In 2009 Ontario Power Generation began to phase out the plant, closing four of its boilers. In January 2014 its last fire burned out, almost a year ahead of schedule.

But the closure of Nanticoke wasn’t with out its opponents. It was one of the biggest employers in the region.

Craig Manley is the general manager of planning and economic development for Haldimand County where Nanticoke sits on the edge of Lake Erie. The area directly affected by the shutdown.

He said the closure was gradual, a few boilers at a time, which helped to mitigate the impact.


Note: The most recent data set is from 2012.

“As a major employer, it was an important part of our tax base,” Manley said. “And certainly we don’t see the degree of impact at this stage of the game, but we do anticipate that there will be a reduced revenue stream to the municipality.”

Only a handful of employees remain out of the 600 or so that worked at Nanticoke, said Manley. Their job is to keep Nanticoke from falling into ruin case Ontario Power Generation, which owns the plant, decides they need to convert some of the boilers to gas or biomass burners.

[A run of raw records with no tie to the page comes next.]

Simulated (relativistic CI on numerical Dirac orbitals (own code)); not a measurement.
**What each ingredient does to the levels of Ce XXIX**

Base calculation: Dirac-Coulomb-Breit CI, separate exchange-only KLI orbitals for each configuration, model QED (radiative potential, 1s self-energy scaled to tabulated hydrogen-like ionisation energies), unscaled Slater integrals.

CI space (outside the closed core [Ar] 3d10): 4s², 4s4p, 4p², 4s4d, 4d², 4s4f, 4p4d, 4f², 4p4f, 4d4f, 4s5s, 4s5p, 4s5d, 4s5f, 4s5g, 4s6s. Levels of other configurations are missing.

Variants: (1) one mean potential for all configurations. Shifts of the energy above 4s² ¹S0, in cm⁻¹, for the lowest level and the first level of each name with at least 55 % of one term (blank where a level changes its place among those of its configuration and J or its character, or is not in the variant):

Something Manley said Haldimand County wants to see happen.

“We’ve always taken the perspective that there’s been a lot of public sector investment in both the facility and the transition network that leads into the province,” Manley said. “And we feel there are opportunities in the long term to reposition that for natural gas or biomass or combination thereof.”

But Gibbons from the Ontario Clean Air Alliance would rather see the plant torn down.

“It’s an old plant with old boilers and if they were to burn biomass it would be a very inefficient use of biomass,” Gibbons said.

Ontario Power Generation’s director of corporate relations and communication, Bill McKinlay, said there is a chance some of the boilers could be converted.

“It depends on the need for the electricity in the future,” McKinlay said. “It’s a decision that would be made by the Ontario power authority. But what converting to gas offers is very quick ramp rates, so you can bring a station on quickly to meet peak demand and then pull it back.”

McKinlay says that 95 per cent of Ontario’s energy comes from sources that do not emit greenhouse gas, including nuclear power.

Gibbons says he’s looking forward to the end of the 17-year struggle to end coal-fired power in the province.

“Ontario is virtually coal free. There’s still the Thunder Bay coal plant, which is going to be converted to biomass later this year,” Gibbons said. “But southern Ontario is coal free and all of Ontario will be coal free by the end of this year.”